By Jake Boals | May 29, 2026
Every rebuilding NFL team eventually runs into the same question: what do you do with the veterans who still matter?
For the Miami Dolphins, that question may eventually center on defensive lineman Zach Sieler.
Sieler isn’t just another veteran on the roster. He’s the longest-tenured Dolphin, one of the team’s most respected locker-room leaders, and one of the NFL’s more remarkable success stories. A former seventh-round pick out of Division II Ferris State, Sieler wasn’t supposed to become a cornerstone player. Yet after being drafted by Baltimore in 2018, released, and claimed by Miami, he steadily developed into one of the AFC’s most productive interior defensive linemen.

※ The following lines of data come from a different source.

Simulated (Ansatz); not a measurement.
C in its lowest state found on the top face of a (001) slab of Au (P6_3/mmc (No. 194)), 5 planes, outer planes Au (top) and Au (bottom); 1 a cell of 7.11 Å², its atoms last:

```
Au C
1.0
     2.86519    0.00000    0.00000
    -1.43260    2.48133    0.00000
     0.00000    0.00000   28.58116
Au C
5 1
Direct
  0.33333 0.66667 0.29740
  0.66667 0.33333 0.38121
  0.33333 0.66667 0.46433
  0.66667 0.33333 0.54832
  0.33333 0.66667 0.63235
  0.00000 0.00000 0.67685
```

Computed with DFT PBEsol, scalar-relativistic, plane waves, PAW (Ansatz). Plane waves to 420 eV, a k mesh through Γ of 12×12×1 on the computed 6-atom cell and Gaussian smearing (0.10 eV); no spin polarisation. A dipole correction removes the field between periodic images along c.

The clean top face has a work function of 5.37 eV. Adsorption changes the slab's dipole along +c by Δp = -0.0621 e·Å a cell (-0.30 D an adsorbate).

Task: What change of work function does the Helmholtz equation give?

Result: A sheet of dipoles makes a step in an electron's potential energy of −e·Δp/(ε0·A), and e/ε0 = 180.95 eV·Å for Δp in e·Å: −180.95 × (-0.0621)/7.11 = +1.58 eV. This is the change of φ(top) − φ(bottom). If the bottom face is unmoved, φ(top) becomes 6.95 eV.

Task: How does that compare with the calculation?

Now entering his ninth NFL season at age 30, Sieler finds himself in an unusual position. He remains one of Miami’s best defensive players, but he’s also a veteran piece on a roster beginning a significant transition under new head coach Jeff Hafley.
And that’s where things get complicated.
Last year, the Dolphins rewarded Sieler’s production with a three-year contract extension worth up to $38.65 million, including $20 million guaranteed. At the time, the deal was widely viewed as a fair market contract for a proven defensive lineman who consistently pressures quarterbacks and anchors the interior defensive front.
The challenge isn’t the contract itself. The challenge is timing.
By 2027, Sieler will be 31 years old and scheduled to carry a cap hit of roughly $20.7 million. For a team focused on rebuilding, developing younger players, and maintaining long-term salary cap flexibility, that’s the type of number that inevitably attracts scrutiny.
Miami isn’t there yet, and there has been no indication the organization is considering moving on from Sieler. But front offices are constantly balancing production against age, cost, and future roster construction. Those calculations become even more important during a rebuild.
What makes the situation unique is that Sieler remains fully invested in the organization’s future.
During OTAs this week, he spoke positively about the culture being established by Hafley and the new coaching staff. Speaking candidly about the transition, Sieler emphasized the value of honest communication throughout the building.
The Dolphins’ own OTA reports have highlighted his leadership role, and it’s easy to see why. Few players on the roster understand the organization better than Sieler. He’s survived coaching changes, roster turnover, and multiple phases of team building. Younger players naturally gravitate toward veterans with that level of experience.
That’s part of what makes any future decision difficult.
Rebuilding teams need leaders. They need players who set standards in practice, help develop younger talent, and provide stability during inevitable growing pains. Sieler checks every one of those boxes. He also continues to produce on the field at a high level.
At the same time, NFL roster building is rarely sentimental. Teams ultimately make decisions based on performance, age curves, and financial realities.
For now, none of that appears to be affecting Sieler’s approach. He’s doing what he’s done throughout his career: working, producing, and letting his performance speak for itself.
It’s a formula that carried him from Ferris State to nearly a decade in the NFL and turned him into one of Miami’s most respected players.
Whether that same formula allows him to finish his career in a Dolphins uniform remains one of the more interesting long-term questions facing Miami’s rebuild.